I think THE EXORCIST truly is a powerful movie, even today. When it was released, it set a new standard for acceptable violence and gore on the screen. Although it's a bit slow in the beginning, and contains very few reminders of a "horror genre movie", it certainly builds up to the inevitable and breath-taking ending. The way be follow Regan's transformation from a beautiful young girl to a horrific half demon, half human, is very well pictured. The demon's behaviour and speeches are less realistic. Especially all the "bad language", which rather than impresses us, makes us believe that Satan is a street punk! The end of the movie is dramatic, and both von Sydow and Miller do a tremendous and breathtaking performance as exorcists. Maybe the final ending is a little cheap, and there are many unanswered questions. Perhaps, like several other movies that are based on novels, the audience feel that the story moves a little too fast forward, since the length has been shortened down, and all the subplots and continuity of a novel has to be thinned or cut.
Still, a very interesting and "afterthought-kind" of movie. Unlike the slasher movies of the 80's, which for the most had no intelligent plot at all, THE EXORCIST brings up a fascinating story and very talented actors.
By : Stian M. Landgaard
Source: rec.art.movies.reviews newsgroup
Rating: 0
When "The Exorcist" first opened in 1973, lines formed around the block at the only New York theater screening the mother of all Satanist films. I recall waiting in twenty-degree weather on a Saturday morning for two hours, the longest period of time that I ever tarried to see a film. The crowd was mixed. All ages were represented. Perhaps the marketing campaign was supremely successful, or more likely the congregation assembled because "The Exorcist" was viewed as the first major film on an individual's possession by the Devil. Though the film was critic-proof--as is probably as true today as then--reviews were on the whole positive anyway, with Leonard Maltin awarding three stars for an "intense, well-mounted adaptation of William Peter Blatty's best-seller, calculated to keep your stomach in knots from start to finish."

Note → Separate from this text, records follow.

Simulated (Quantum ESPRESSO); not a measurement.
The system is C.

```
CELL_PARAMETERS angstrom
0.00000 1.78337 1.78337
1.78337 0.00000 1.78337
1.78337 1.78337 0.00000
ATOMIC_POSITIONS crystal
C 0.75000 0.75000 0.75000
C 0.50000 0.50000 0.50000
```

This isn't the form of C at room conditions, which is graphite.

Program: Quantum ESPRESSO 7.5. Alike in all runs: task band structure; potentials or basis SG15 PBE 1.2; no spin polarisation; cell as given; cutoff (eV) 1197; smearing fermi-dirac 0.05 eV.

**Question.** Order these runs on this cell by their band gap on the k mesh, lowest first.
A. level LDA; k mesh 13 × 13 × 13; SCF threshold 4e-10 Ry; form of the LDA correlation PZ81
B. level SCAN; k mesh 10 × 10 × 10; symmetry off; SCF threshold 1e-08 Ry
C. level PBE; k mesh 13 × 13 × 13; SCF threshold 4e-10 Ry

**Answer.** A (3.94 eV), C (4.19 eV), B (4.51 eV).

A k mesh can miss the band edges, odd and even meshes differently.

Given the voluminous number of horror movies since that time, and the strong representation of Satanist melodramas, are we now so habituated to the thrills and scares of "The Exorcist" that we find the film either laughable or bland? Quite possibly. The reason William Friedkin's work will continue to involve us and make us think about the nature of faith is that the director had mastered all aspects of film-making to such an extent that John Boorman's and William Peter Blatty's attempts to mount sequels in 1977 and 1990 failed miserably from confusion and a greater weight of absurdity than the genre could bear.
One of the virtues of "The Exorcist" is its leisurely pace-- slow, but not sluggish. By keeping the tempo leisurely, Friedkin gets to develop all of his principal characters so that we care about them. Even more important we believe that the mayhem caused by the possessed 12-year-old is real and an event as ghastly as the dominion by Satan within a lovely, innocent child is possible. We don't see aliens with eels crawling out of their bellies for half the movie and in fact we see only a single diabolical spirit throughout the film's substantial time of 132 minutes. We learn, as well, that with the exception of an exorcism that Father Merrin (Max von Sydow) performed in Africa--just a single such event and one which lasted for an entire month--was the only known case of such an incident since the Sixteenth Century. We might not find difficulty believing that such a cataclysm could indeed occur once or twice every four hundred years. The discovery of a small, ghoulish statue by Father Merrin was not a contrived, chance event. We believe in the power of the relic because Friedkin spends considerable time in the opening quarter hour or so to situate his action in Northern Iraq, the scene of the biblical treasures of Nineveh where a large number of local people are digging under the supervision of the American churchman. And the people speak Arabic!
The Georgetown (D.C.) home of Chris MacNeil (Ellen Burstyn) and her daughter Regan (Linda Blair) is lavish, equipped with a butler, a cook and a nanny. This too is made painstakingly credible when Friedkin does not simply have someone state that Chris makes her living as an actress in major studio movies but actually shows us a substantial scene involving a student demonstration taking place presumably between 1968 and 1973. No expense is spared to make us accept the details of the narrative, which this time around includes eleven minutes never seen before including the best single shot--a few seconds that will startle arachnophobics and others alike.
While a majority of the audience for this digitized re-release of "The Exorcist" will have never before seen the movie on the big screen but only on the absurdly inadequate technology of videotapes, the re-release is a godsend (no pun intended). Folks in high school and college and some perhaps on their first job will get to see what a real horror movie is like before the fast pace of video games made pure sensation a requirement for big box office among the prime movie goers. Some viewers in their teens and twenties might even try to figure out a line by a detective in the homicide bureau (Lee J. Cobb) who asks a potential companion to accompny him to a movie, "Othello," with Groucho Marx in the title role and Debbie Reynolds as Desdemona.
While we credit the movie for avoiding the usual cheap frights of the Friday the 13th series and the like, we lament that this film, for all its artistic attributes, may not invoke screams from a benumbed audience. But what a pleasure to see that a horror film can be exquisitely and lovingly made in an age of cheap shots and shoddy thrills. Ian Waldron- Mantgani, a major online critic in a Liverpool suburb, notes that the film is still banned on video in the UK because of fears that children, who would then be able to see the movie at home, could be affected for the worse. The jury is still out on the influence of violent movies on the impressionable young, particularly one that features a 12-year-old sporadically cursing, urinating in public, vomiting green stuff, twisting her around completely around, and generally making a case that Ritalin is not all it's cracked up to be.